How threads/blocks are mapped on GPU while calling cublasSgemm/clAmdBlasSgemm routines?

I am interested in knowing how cublasSgemm/clAmdBlasSgemm routines are mapped on GPU while calculating matrix multiplication (C = A * B).

Assume the dimensions of input Matrix ::A_rows = 6144; A_cols = 12288; B_rows = 12288; B_cols = 15360;

and dimensions of resultant matrix :: C_rows = 6144; C_cols = 15360;

Assume i have initialized the input matrices on host and i copied the matrix data into device memory. After that i am calling following cuBlas or clAmdBlas routines to do matrix multiplication on GPU.
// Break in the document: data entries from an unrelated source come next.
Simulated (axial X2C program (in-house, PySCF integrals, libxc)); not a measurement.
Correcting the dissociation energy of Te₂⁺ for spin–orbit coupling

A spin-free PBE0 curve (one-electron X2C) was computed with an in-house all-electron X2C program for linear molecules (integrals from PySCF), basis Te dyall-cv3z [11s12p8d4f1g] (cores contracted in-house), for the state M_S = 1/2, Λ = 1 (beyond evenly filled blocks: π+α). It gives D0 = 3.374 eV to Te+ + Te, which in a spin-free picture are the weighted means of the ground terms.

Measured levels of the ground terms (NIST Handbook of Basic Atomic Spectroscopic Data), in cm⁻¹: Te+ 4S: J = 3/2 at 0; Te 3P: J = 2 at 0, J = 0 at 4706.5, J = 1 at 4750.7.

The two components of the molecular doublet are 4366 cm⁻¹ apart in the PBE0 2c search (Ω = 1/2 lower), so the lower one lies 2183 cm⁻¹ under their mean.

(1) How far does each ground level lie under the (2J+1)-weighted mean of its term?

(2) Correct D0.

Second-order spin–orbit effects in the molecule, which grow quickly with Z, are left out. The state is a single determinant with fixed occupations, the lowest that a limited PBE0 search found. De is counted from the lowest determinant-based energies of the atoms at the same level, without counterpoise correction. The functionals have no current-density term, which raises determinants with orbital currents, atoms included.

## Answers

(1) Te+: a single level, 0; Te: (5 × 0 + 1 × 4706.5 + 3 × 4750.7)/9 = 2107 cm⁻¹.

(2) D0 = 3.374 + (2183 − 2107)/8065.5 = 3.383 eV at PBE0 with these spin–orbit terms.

void cublasSgemm (char transa, char transb, int m, int n, int k, float alpha, const float *A, int lda, const float *B, int ldb, float beta, float *C, int ldc);

where m = A_rows; and n = B_cols;

So my doubts are:
1. ) How these routines are implemented on GPU ?
2. ) Does m and n values mapped on one compute unit (SM)? If No, then what can be maximum value for m and n ?
3. ) Do we have control of threads/Blocks ?

Solution

For the host side CUBLAS API (note that I have no idea why you would assume that clAmdBlasSgemm would be the same), the short answer to your questions are as follows:

Modern CUBLAS is closed source. There are code bases like Magma which you could look at to at least get a feel for how CUBLAS might be implemented. You can also run CUBLAS code in one of the NVIDIA supplied profilers to see what it does on the GPU. But the point is that you don't need to know how it works. There is an API and some very thorough documentation. That is all you need to know.
You example problem requires roughly 1.2Gb of memory. If you have a GPU with that much memory, and either enough computational capacity to avoid the display driver watchdog timer, or a compute dedicated GPU, it will work. Memory and the display driver time limitations (where applicable) are the only limitations.
No.

Note that there is also a CUBLAS device API for K20 Kepler devices, and the answers I provided above do not apply to that library.